Ministers to be vetted
The first phase of vetting of ministers-designate nominated by President Nana Addo Dankwa Akufo-Addo will take place at parliament today.
Four ministers-designate are expected to appear before the Appointments Committee of Parliament chaired by the First Deputy Speaker, Joseph Osei-Owusu in what appears to be a grueling encounter.
They are Senior Minister-designate, Yaw Osafo-Maafo; Minister-designate for National Security, Albert Kan Dapaah; Minister-designate for Finance, Ken Ofori-Atta and Minister-designate for Defence, Dominic Nitiwul.
The vetting process promises to be an exciting one as members of the minority National Democratic Congress (NDC) on the Committee are bent on ‘stretching’ the new ministers-designate whom many political pundits have described as very ‘appropriate nominees’ for the various ministries assigned to them.
After the first batch, the vetting will continue on Saturday, January 21, with Minister-designate for Interior, Ambrose Dery and Attorney General-designate, Gloria Akuffo, also appearing.
Four ministers-designate will then face the vetting committee on Monday, January 23.
They are the Minister-designate for Local Government and Rural Development, Hajia Alima Mahama; Minister-designate for Trade and Industry, Alan Kwadwo Kyerematen; Minister-designate for Food and Agriculture, Dr Owusu Afriyie Akoto and Minister-designate for Energy, Boakye Agyarko.
Then on Tuesday, January 24, the remaining three of the first batch of ministers-designate will also show up.
These are Minister-designate for Foreign Affairs and Regional Integration, Shirley Ayorkor Botchway; Minister-designate for Education, Dr Mathew Opoku Prempeh and Minister-designate for Health, Kwaku Agyeman Manu.
The minority leader, Haruna Iddrisu, told the media in parliament after the names were communicated to Members that as minority, they would look at the intelligence of the ministers-designate, their dispositions and suitability for the positions assigned to them when they appear before the committee.
Meanwhile, as at press time, the minority side of the Appointments Committee had complained bitterly that they were yet to receive the Curriculum Vitae of the ministerial nominees – 24 hours before their vetting commences.
According to Alhassan Suhuyini – a member of the minority side on the committee – attempts by them to get the CVs of the nominees before the start of the vetting today had proven futile since Wednesday.
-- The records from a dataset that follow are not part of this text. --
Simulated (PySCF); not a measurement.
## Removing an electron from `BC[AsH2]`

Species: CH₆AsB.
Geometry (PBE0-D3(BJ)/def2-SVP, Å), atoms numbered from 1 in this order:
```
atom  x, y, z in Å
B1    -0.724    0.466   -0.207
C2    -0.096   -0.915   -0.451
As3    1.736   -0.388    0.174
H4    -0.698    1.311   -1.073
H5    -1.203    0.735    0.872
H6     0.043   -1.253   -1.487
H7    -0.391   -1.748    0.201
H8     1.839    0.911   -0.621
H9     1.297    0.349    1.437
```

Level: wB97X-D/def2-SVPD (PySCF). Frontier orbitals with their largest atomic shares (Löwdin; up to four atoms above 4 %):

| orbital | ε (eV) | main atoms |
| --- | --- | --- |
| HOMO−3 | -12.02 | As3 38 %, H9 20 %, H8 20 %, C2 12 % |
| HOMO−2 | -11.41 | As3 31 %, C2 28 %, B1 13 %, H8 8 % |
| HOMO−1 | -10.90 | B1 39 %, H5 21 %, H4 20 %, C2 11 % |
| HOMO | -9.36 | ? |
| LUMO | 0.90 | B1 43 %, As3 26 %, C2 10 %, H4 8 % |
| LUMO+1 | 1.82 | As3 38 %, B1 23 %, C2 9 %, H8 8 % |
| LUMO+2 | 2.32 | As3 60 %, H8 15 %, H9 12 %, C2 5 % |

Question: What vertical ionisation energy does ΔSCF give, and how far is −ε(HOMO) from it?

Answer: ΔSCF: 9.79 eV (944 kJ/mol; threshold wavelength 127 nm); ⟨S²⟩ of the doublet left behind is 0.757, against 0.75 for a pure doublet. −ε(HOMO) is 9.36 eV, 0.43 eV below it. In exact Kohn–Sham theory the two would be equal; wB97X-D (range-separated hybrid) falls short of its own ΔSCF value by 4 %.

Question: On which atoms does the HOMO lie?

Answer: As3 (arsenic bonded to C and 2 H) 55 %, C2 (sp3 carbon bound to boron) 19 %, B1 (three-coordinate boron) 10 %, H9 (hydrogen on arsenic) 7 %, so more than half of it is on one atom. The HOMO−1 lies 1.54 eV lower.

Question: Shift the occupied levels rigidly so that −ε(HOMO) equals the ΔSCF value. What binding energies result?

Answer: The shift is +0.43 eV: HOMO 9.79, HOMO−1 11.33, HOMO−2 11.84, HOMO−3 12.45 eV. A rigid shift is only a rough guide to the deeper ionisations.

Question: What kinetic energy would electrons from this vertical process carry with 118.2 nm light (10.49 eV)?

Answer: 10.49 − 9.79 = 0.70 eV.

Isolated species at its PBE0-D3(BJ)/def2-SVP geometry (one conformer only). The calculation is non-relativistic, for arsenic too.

Speaking in an interview with Accra-based radio station, Citi FM, on Thursday, he said the delay in getting them the CVs was meant to frustrate them and that that would not augur well for the process.
“The people of Ghana want us…to ask the relevant questions, especially about the caliber of people that are going to be working for them. And so, we think that it is unacceptable. We don’t want them to give us the CVs tomorrow morning when we are supposed to be vetting the nominees,” Suhuyini said.